The Business Times

China's tumbling stocks are set to wallop economy or maybe not

Published Sun, Jun 28, 2015 · 11:42 PM

[HONG KONG] China's move to cut interest rates in the aftermath of the biggest stock sell-off since 1996 brings focus to a debate among economists about the links between asset prices and growth in the world's second-largest economy.

In a scenario that has played out in developed nations from the US to Japan, an asset-price tumble hits household wealth, spurring them to rein in spending and hurting the economy.

In China, it may not be so simple: The typical wealth effect dynamic may operate differently in a nation where retail investors dominate equity trading and stock-market sell-offs prompt monetary easing, as it did on June 27 when the central bank announced it would cut interest rates.

A majority of nine among 17 economists surveyed June 18-24 judged that a 30 per cent drop in major equity benchmarks within 30 days would have only a "negligible" effect on growth.

Asked about the implications of the surge in shares over the past year, five said it was a "net positive" for the economy, five said a "net negative" and eight were neutral.

One theory: soaring equities may be bad for the economy because consumers are encouraged to hold off on spending and put their money in the market instead. A doubling in China's main indexes in the past year coincided with the weakest economic growth in a quarter century.

Underscoring the challenge confronting analysts, the People's Bank of China-backed Financial News reported Wednesday that there probably wouldn't be any further reductions in interest rates or reserve requirements this month.

Three days later, the PBOC announced it was cutting the benchmark lending rate by 25 basis points to 4.85 per cent and the deposit rate by a quarter percentage point to 2 per cent. Required reserve ratios for some lenders also will be reduced.

SLOWING GROWTH

For some, the economy's slowdown is inexorable, as President Xi Jinping and Premier Li Keqiang recalibrate - in fits and starts - away from reliance on investment and toward consumption and services.

"Growth will trend down, whatever direction the equity market will move," said Daili Wang, a Singapore-based economist at Hanna-Roubini Global Eco Ltd, a part of the research group founded by Nouriel Roubini.
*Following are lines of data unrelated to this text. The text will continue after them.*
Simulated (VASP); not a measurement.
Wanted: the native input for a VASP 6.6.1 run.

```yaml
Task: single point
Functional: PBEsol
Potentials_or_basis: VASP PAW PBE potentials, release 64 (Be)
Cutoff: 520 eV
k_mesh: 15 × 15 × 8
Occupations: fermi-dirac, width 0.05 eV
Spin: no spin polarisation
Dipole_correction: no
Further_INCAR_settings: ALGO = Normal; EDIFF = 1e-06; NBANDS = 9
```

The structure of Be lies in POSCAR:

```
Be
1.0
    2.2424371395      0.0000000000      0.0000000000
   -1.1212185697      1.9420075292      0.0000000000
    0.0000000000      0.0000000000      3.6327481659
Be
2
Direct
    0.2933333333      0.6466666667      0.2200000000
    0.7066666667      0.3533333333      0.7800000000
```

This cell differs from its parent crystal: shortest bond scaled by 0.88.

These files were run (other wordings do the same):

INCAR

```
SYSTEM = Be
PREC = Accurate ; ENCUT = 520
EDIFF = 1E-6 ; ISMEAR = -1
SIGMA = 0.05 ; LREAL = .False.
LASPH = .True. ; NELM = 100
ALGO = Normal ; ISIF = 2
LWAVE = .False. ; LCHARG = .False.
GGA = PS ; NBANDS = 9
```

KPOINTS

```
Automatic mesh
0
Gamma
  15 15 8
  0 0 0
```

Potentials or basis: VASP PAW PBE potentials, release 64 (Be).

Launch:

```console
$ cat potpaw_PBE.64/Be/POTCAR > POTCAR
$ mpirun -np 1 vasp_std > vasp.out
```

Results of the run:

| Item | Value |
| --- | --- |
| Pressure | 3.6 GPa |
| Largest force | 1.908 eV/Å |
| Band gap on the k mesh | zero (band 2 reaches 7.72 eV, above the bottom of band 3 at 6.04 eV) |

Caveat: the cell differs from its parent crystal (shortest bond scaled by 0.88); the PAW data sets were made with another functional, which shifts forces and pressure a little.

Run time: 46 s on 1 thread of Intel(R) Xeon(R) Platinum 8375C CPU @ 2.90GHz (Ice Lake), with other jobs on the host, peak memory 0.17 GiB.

In the view of Lynn Song at China Merchants Securities International Co in Hong Kong, the stocks rally over the past year was "positive in terms of the wealth effect, but negative as valuations far exceed fundamentals and a sharp correction could lead to a significant shock." Tangible effects from the equity rally have been difficult to isolate in economic data so far. While readings such as industrial output stabilized in May, most attributed that to monetary easing and a leadership-backed debt swap for local governments to keep infrastructure spending afloat.

DELAYED CONSUMPTION

Mr Shen Jianguang, chief Asia economist at Mizuho Securities Asia Ltd. in Hong Kong, says overseas investors widely perceived the stocks surge as a bubble, while domestic investors viewed it positively - driven by the perception of government support. He sees a negative wealth effect at work, with households delaying consumption to speculate.

At the same time, the rally has been useful for companies that have raised funds in greater numbers from the stock market. PBOC Governor Zhou Xiaochuan in March highlighted those benefits.

"The bullish market can be interpreted as a reallocation of household savings to the stock market, to reduce corporate debts through the debt-equity swap, resulting in the reshaping of China's overall balance sheet," Shen wrote in a note to clients last week. "This is consistent with the intentions of top-level policy makers."

SOE SALES

Two-thirds of economists surveyed expected the government to take advantage of current valuations to increase asset sales and accelerate reform.

Perhaps the clearest link between the stock market in China and the real economy is the determination to underpin sentiment when it's threatened by market volatility.

The latest monetary easing "can have a 'one stone two birds' effect," said Liu Li-gang, Australia & New Zealand Banking Group Ltd. chief China economist in Hong Kong.

"It allows the PBOC to ease policy to boost the sluggish economy while sending a policy signal that authorities do not want to see a bear equity market either."